The input is 30 interview sites (described in section
\ref{syntactically-annotated-corpus}). The sentences in each site have
their features extracted (the features are described in section
\ref{syntactic-features}). Optionally, only 1000 sentences per site
are sampled with replacement, but the site sizes, unlike the British
interviews in my previous work, are fairly similar in size so this is
only required for comparison to previous work. Then the features are
counted, producing a mapping of feature types to token counts.

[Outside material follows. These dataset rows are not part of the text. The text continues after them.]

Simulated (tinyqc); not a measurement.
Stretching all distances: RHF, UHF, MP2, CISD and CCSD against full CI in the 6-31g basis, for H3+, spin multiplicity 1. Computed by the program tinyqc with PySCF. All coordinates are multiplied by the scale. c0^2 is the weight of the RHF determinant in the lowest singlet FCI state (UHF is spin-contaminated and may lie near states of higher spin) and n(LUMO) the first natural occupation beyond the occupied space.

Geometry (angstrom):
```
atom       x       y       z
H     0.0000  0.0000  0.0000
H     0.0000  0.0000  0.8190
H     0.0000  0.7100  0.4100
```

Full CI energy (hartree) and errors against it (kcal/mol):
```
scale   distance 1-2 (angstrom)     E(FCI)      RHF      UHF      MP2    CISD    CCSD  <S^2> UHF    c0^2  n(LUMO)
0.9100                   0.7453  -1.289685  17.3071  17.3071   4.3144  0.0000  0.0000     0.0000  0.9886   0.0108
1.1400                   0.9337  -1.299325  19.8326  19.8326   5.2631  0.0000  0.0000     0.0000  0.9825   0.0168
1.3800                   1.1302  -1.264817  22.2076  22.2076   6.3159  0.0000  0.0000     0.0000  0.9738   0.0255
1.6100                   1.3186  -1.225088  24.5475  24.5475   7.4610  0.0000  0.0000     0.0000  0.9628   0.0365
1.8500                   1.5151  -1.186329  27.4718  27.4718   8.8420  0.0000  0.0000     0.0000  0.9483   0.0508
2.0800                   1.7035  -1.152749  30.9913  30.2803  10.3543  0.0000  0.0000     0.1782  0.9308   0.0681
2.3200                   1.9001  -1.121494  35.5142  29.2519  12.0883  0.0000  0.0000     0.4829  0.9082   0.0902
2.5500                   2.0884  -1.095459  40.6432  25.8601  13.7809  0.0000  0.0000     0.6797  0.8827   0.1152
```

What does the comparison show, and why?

At this point, two sites are compared based on these feature
counts. The feature counts are first normalized to account for
variation in corpus size (described in
the next section). Then they are converted to ratios, meaning
that the counts are scaled relative to the other site. For example,
counts of 10 and 30 would produce the ratio 1 to 3, as would the
counts 100 and 300. Finally, the distance (described above in
\ref{nerbonne06}) is calculated 10 times and the result is averaged.
The sites are sampled by sentence rather than by feature because the
intent is to capture syntax, where the composite unit is the
sentence. Similarly, phonology's composite unit is the word---most
processes operate within the word on individual segments; some
processes operate between words but they are fewer. Therefore, the
assumption that words are independent will lose some information but
not the majority. In the same way, the basic unit of syntax is the
sentence; processes operate on the words in the sentence, but
inter-sentence processes are fewer. Because of this, the sites are
sampled by sentence, combining the sentences of all speakers from an
interview site.
This dissertation skips the per-speaker sampling of
\quotecite{wiersma09} work on Finnish L2 speakers. I assume that,
since discovery of dialect features is the goal of this research, the
sentences of speakers from the same village are independent of the
speaker, at least with respect to dialect features. Although the
motivation is partly theoretical, there is also a difference between
the Swediasyn dialect corpus, with 2--4 speakers for each of 30 sites,
and Wiersma's L2 corpus, with dozens of speakers but only two
groups. Sampling per-speaker would not be feasible for the Swediasyn
because there aren't enough speakers per village.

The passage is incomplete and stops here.